Tuesday, June 20, 2006

Google calculator

I used Google's supercool calculator to estimate the wind resistance force from when I run. It's the same as Google's search interface. It's handly converts from strange units like feet and minutes into MKS. Sadly there are still some things I know in English units instead of metric.

I used it earlier today to figure out how much mass the sun converts into energy. I found that there's 1380 J/sq. meter/second hitting the earth. E-equals-em-cee-squared (for massless particles) so

1380 joules / square meter * 4 / 3 * pi * (1 AU)**2 / (c**2) equals 1.4E9 kilograms or a megaton of matter per second.

The reason I wanted to know was reading the wikipedia article on The Lensman books. "The result is so violent that Nth space planet launched against Ploor's sun makes it go supernova, still radiating the energy of 550 million Suns several years later." That's 1380 joules / square meter * 4 / 3 * pi * (1 AU)**2 / (c**2) * (1 year / second) * 550000000*3 or 7.5E25 kg. You can also think of that as about 10 earth masses annihilated or 1/25000'th of the sun.

I'm probably off by a bit. The energy/sq. m. number might be at the Earth's surface and not in space at Earth orbit. The clouds reflect some energy and the air filters other wavelengths out. I'll assume it's not including the neutrino flux. Probably within a factor of 2-5. Close enough.

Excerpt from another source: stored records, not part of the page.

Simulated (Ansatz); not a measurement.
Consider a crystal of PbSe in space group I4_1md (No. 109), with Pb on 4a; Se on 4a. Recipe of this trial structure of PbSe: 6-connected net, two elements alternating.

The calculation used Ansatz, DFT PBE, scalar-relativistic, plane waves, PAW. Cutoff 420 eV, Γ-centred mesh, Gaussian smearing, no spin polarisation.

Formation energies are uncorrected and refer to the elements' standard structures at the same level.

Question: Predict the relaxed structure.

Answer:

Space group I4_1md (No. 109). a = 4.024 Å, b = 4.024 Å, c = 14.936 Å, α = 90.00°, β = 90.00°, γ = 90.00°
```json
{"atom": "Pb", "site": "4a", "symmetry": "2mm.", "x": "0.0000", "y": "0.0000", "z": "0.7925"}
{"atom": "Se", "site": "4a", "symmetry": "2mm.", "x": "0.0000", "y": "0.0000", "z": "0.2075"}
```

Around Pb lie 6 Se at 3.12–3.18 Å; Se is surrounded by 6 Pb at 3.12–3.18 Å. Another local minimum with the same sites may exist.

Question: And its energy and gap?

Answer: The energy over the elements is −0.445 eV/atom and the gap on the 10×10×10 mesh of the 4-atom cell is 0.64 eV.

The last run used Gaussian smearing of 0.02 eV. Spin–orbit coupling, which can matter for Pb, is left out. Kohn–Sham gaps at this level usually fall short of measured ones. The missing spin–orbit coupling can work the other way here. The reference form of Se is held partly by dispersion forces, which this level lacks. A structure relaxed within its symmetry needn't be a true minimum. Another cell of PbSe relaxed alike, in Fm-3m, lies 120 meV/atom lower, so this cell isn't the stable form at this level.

If all the energy came from fusion via the proton-proton chain reaction then only 0.7% of the mass can be converted. For Doc Smith's super nutcracker that means nearly 0.2% of the sun fuses per year. Which can't happen because it requires a rare proton->neutrino+positron event. More likely Ploor's sun's atmosphere would have been blown outwards.

Face it Andrew, the Lensman books are not a good source for valid astrophysical information.

I was peeved that Google knows "radius of the earth" but not "earth's orbital radius" or "orbital radius of the earth". I figured out I could use 1 AU instead, but what if I wanted to calculate the solar energy on Mars. Would have have to remember that Mars' orbit is about 1.6 AU? (Okay, 1.5 but I remember this from Bode's Law, which is off a bit for Mars and a lot for Neptune and Pluto. For the Pluto I just remember 40 AU.)